Fair comment defence saved erroneous "homophobic" Dugdale libel
Statements in a newspaper article that an individual posted "homophobic tweets" and "spouts hatred and homophobia towards others" were defamatory, but although the author's opinion that that individual was homophobic was incorrect, her statements were fair comment on a matter of public interest and no liability in damages resulted, a sheriff has ruled.
Sheriff Nigel Ross gave the decision at Edinburgh Sheriff Court when he assoilzied the author of the statements, former Scottish Labour leader Kezia Dugdale, in an action brought by Stuart Campbell, author of the independence-supporting "Wings over Scotland" blog.
Ms Dugdale's comments were made in response to Mr Campbell tweeting of another politician: "Oliver Mundell is the sort of public speaker that makes you wish his dad had embraced his homosexuality sooner." After proof the sheriff found that this was intended to be insulting about Oliver Mundell's speaking abilities, rather than being motivated by homophobia or containing homophobic comments. He also found that Ms Dugdale's opinion of Mr Campbell was based on the tweet; that her opinion was genuinely and honestly held but was not in fact correct; but that the parts of her article complained of were comment or opinion and not statements of fact.
From that the sheriff concluded that the comments were fair, even though incorrect, because the content of the tweet "formed a basis of fact for a rational belief that it was derogatory about homosexual people". Mr Campbell's motivation was not relevant in assessing whether Ms Dugdale’s comments were fair. Accordingly, despite Ms Dugdale incorrectly implying that Mr Campbell was homophobic, her article was protected under the principle of fair comment.
Sheriff Ross accepted that despite Ms Dugdale's denial that she intended to go beyond criticising the tweet itself, the test for a defamatory innuendo was what a reasonable reader would take from the article, and "In my view the reasonable reader would inevitably conclude that the meaning of the article, as a reasonable, natural or necessary interpretation of its terms, was that Mr Campbell, and not just his tweet, was homophobic."
However he did not accept an argument for Mr Campbell that the article made an allegation of fact that Mr Campbell was a homophobe, because whether someone was homophobic could only be assessed by what they said or did: witnesses had disagreed over whether the tweet was homophobic and this was a matter of opinion, not fact.
If that were wrong, on the evidence the defence of veritas had not been established.

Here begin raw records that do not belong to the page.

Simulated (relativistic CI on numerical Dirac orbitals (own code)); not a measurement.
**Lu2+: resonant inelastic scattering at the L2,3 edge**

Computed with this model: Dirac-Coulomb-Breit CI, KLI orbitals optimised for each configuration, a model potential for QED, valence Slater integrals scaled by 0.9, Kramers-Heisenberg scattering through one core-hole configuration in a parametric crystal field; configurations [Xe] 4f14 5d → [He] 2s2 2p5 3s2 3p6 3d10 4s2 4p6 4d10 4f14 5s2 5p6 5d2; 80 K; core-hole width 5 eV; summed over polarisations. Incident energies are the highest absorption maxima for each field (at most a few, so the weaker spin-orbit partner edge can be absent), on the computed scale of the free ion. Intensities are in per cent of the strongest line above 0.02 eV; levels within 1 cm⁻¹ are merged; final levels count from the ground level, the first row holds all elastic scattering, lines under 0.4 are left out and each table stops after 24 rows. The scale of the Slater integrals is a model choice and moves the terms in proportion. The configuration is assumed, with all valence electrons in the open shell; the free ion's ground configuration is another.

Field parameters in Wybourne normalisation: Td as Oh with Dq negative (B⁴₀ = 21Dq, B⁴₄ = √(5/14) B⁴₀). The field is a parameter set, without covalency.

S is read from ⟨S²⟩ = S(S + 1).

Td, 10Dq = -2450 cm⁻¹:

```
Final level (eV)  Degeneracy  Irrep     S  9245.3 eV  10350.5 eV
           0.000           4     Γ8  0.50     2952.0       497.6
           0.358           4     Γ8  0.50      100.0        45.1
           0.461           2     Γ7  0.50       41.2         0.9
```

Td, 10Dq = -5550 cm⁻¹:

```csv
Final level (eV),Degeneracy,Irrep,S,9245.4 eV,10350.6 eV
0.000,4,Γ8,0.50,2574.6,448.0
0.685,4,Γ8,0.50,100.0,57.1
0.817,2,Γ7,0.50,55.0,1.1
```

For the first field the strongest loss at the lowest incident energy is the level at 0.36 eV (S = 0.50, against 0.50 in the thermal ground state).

As the statements were held to amount to comment, the question of fair comment arose. This required four elements: (i) comment, not allegations of fact; (ii) comment based on true statements of fact; (iii) matters of public interest; (iv) comments which were fair. The comment element had been found established; and it was not disputed that the case involved matters of public interest. The statements were based on true statements of fact, despite a minor inaccuracy in referring to tweets in the plural rather than singular.
Regarding fairness, a comment could be fair even though it was wrong, as long as it was a comment which could be rationally justified from the correct facts. The sheriff observed: "Mr Campbell’s view is a literal, and semantically-correct, understanding of the meaning of the words which he used. From that starting point, he discounts the validity of any other view. In my view his approach is, at best, incomplete. It does not take into account that other readers will have quite different thoughts...
"It is common sense that the analysis applied by a heterosexual (a dispassionate application of logic based on the dictionary meaning of words) may be entirely different from the analysis applied by a homosexual person (a dismayed search for justification for an unnecessary joke at the apparent expense of a homosexual man). It is not possible to dismiss the latter as less worthy, or less rational, or less fair, than the former."
Even if that was wrong, "the comment was fair because the reasonable reader was able to work out for themselves what Ms Dugdale’s reasoning was, and therefore whether it was fair".
Had damages fallen to be assessed, these would have been limited to £100. There was little evidence that Mr Campbell had suffered any loss, and no proven loss of reputation of any type. There was therefore "no basis for an award for anything other than wounded feelings".
Sheriff Ross observed: "When it comes to valuation of Mr Campbell’s distress, I do not accept that he can hold others to a higher standard of respect than he is willing himself to adopt. He has chosen insult and condemnation as his style. He has received these in return. To use Mr Dunlop’s analogy, having entered the political arena with a quiver of poisoned arrows, to receive an arrow in return might be seen as no more than collateral damage, not an unjust wound. I do not accept that he can dismiss the feelings or reputations of his opponents cheaply, but receive a high valuation of his own."